Every complete regular surface is closed?

Question

Problem. I'm working on an exercise from a book in basic Gaussian geometry, and as a part of my solution, I would like to make the following claim:

Proposition. If $M\subseteq\mathbb{R}^3$ is a complete regular surface, $M$ is a closed subset of $\mathbb{R}^3$.

given the following definition of completeness:

Definition. A regular surface $M\subseteq\mathbb{R}^3$ is said to be complete if for every point $p\in M$ and every tangent vector $Z\in T_pM$, there exists a geodesic $\gamma\colon\mathbb{R}\to M$ defined on all of $\mathbb{R}$ such that $\gamma (0)=p$ and $\gamma'(0)=Z$.
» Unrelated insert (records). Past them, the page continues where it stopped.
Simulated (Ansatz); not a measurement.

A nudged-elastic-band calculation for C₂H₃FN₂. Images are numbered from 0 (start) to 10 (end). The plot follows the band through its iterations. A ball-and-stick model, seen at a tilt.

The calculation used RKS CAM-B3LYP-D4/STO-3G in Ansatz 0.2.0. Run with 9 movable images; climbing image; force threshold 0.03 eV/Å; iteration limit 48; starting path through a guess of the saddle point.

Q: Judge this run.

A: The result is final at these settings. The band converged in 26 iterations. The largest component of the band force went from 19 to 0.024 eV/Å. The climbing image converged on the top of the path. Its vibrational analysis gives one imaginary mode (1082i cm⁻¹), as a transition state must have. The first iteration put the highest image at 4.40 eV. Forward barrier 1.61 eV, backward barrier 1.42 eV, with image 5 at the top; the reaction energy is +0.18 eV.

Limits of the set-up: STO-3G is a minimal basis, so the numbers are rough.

I have tried mainly two ways of proving it:

Idea 1. What seems most natural to me is to do this by contradiction, and to use the limit point characterization of closed sets in metric spaces.

I thus let $M\subseteq \mathbb{R}^3$ be a complete regular surface, and suppose that $M$ is not closed. This means there exists a convergent sequence $(p_n)_{n=1}^\infty$ in $\mathbb{R}^3$ with limit $q$, such that $p_n\in M$ for all $n\in\mathbb{Z}^+$ and $q\in\mathbb{R}^3\setminus M$.

The way I picture this intuitively, is that the surface $M$ is punctured at $q$ or have something like an "edge " at $q$. Since there are $p_n$'s arbitrarily close to $q$, it feels like we should be able to find a $p_n$ and a $Z\in T_{p_n}M$, such that the geodesic $\gamma\colon \mathbb{R}\to M$, with $\gamma (0)=p_n$ and $\gamma'(0)=Z$, would have to pass through $q$, thus giving us the desired contradiction. I don't see any obvious ways to turn this into a formal argument though, and my gut feeling can very well be wrong.

Idea 2. I have also looked a bit at the Hopf-Rinow theorem from Riemannian geometry, which seems to say that a Riemannian manifold $(M, g)$ being geodesically complete implies that $(M,\tilde{d})$ is complete as a metric space, where $\tilde{d}$ is the intrinsic metric.

If something similar holds for regular surfaces in $\mathbb{R}^3$, I think we would be done (no!), because $\tilde{d}$ dominates the standard metric $d$ in $\mathbb{R}^3$ restricted to $M$. This means that if $\rlap{\rule[0.5ex]{2.5em}{0.2ex}}(M,\tilde{d})$ is complete, so is $\rlap{\rule[0.5ex]{3.5em}{0.2ex}}(M,d_{|M})$ (this is wrong, see my comment below!). Since $(\mathbb{R}^3,d)$ is complete, $(M,d_{|M})$ being complete implies that $M$ is closed by elementary point-set topology.

However, my spontanious idea of how do show that geodesically complete implies complete as a metric space would be very similar to Idea 1 (I would seek a contradiction by supposing that we have a Cauchy sequence in $M$ that doesn't converge), so this doesn't seem to take me any further either.

Question. Am I at all on the right track here, or would you recommend some other approach? Is the proposition I'm trying to prove even correct in the first place?

Answer 1

That may not be true. Consider the graph of the function $x\mapsto \sin \frac{1}{x}$ over $(0, \infty)$. This is a complete submanifold of $\mathbb{R}^2$. If you take the product of this curve with $\mathbb{R}$ you get a complete surface in $\mathbb{R}^3$ which is not closed. Note that the surface is isometric to $\mathbb{R}^2$, very creased.